Three years ago, I arrived on campus, lugging two large suitcases that felt heavier than they should. Inside them was my entire life. I had never considered clothing an anchor until I realized, after a very sad goodbye to my parents and sister, that from this point forward these belongings were the only comfort of home I had. Anxious, jet-lagged, and thousands of miles from familiarity, I wondered how I would ever belong in a place that felt so foreign to me.
At that moment, my most pressing concern was simple: Would I make friends?
Now, as I prepare for my final year, I find myself fearing the exact opposite: How will I ever leave them?

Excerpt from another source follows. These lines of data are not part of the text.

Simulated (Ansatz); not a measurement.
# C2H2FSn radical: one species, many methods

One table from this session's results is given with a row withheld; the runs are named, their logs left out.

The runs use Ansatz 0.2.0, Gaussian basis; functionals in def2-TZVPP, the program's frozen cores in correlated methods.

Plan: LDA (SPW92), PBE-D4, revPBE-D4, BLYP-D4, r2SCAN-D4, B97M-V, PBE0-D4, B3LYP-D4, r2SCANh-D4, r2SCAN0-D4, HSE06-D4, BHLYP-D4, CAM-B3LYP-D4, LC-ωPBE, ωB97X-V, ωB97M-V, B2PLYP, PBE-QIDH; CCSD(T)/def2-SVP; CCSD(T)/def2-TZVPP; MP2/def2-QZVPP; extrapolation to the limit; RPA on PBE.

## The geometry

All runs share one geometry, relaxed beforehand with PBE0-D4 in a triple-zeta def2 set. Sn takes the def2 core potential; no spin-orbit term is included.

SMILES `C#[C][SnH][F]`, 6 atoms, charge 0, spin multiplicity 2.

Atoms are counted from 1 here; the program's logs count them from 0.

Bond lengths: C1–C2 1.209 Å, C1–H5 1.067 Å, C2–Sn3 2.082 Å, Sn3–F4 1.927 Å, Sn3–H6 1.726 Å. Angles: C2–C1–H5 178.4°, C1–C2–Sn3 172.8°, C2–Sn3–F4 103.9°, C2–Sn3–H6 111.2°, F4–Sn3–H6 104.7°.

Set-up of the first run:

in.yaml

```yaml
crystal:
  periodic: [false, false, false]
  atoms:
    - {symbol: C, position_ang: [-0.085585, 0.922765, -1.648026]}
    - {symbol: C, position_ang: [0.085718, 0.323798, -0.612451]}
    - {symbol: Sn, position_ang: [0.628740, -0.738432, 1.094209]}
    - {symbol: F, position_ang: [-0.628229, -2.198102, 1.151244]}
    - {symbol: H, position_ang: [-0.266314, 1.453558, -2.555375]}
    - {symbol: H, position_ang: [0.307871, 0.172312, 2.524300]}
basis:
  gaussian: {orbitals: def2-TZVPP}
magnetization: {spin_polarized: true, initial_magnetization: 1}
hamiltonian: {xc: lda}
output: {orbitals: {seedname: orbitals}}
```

Over time, the strangers I met those first few weeks became my family. Together, we built a life out of late afternoons on Prez lawn during golden sunsets, study marathons in Tisch Library, chilly winter nights, and yes, and even the courses we felt challenged by. Each moment, mundane or memorable, has stitched itself into what has become my home.
Coming from London, after having spent a decade living in Qatar, I carried with me an excitement and a deep unease about leaving everyone behind. In the first few months, the homesickness was sharp and consuming. But eventually, Tufts became a community where I could reinvent myself and begin to imagine what “home” meant in an entirely new way.
As an international student, the transition was not always seamless. This college has seen me at my loneliest and at my happiest, through moments of self-doubt and triumph. It has been my bridge into life in America, and a foundation I will carry with me long after I leave. I came here terrified of leaving my family behind, but now I fear leaving the family I’ve built here.
To those of you reading this wondering whether you’ll belong, know this: you will. You’ll find your people, your spaces, your little rituals that make this campus yours. And one day, you may find yourself like me, looking back at how quickly it all passed, wishing you could relive it all once more.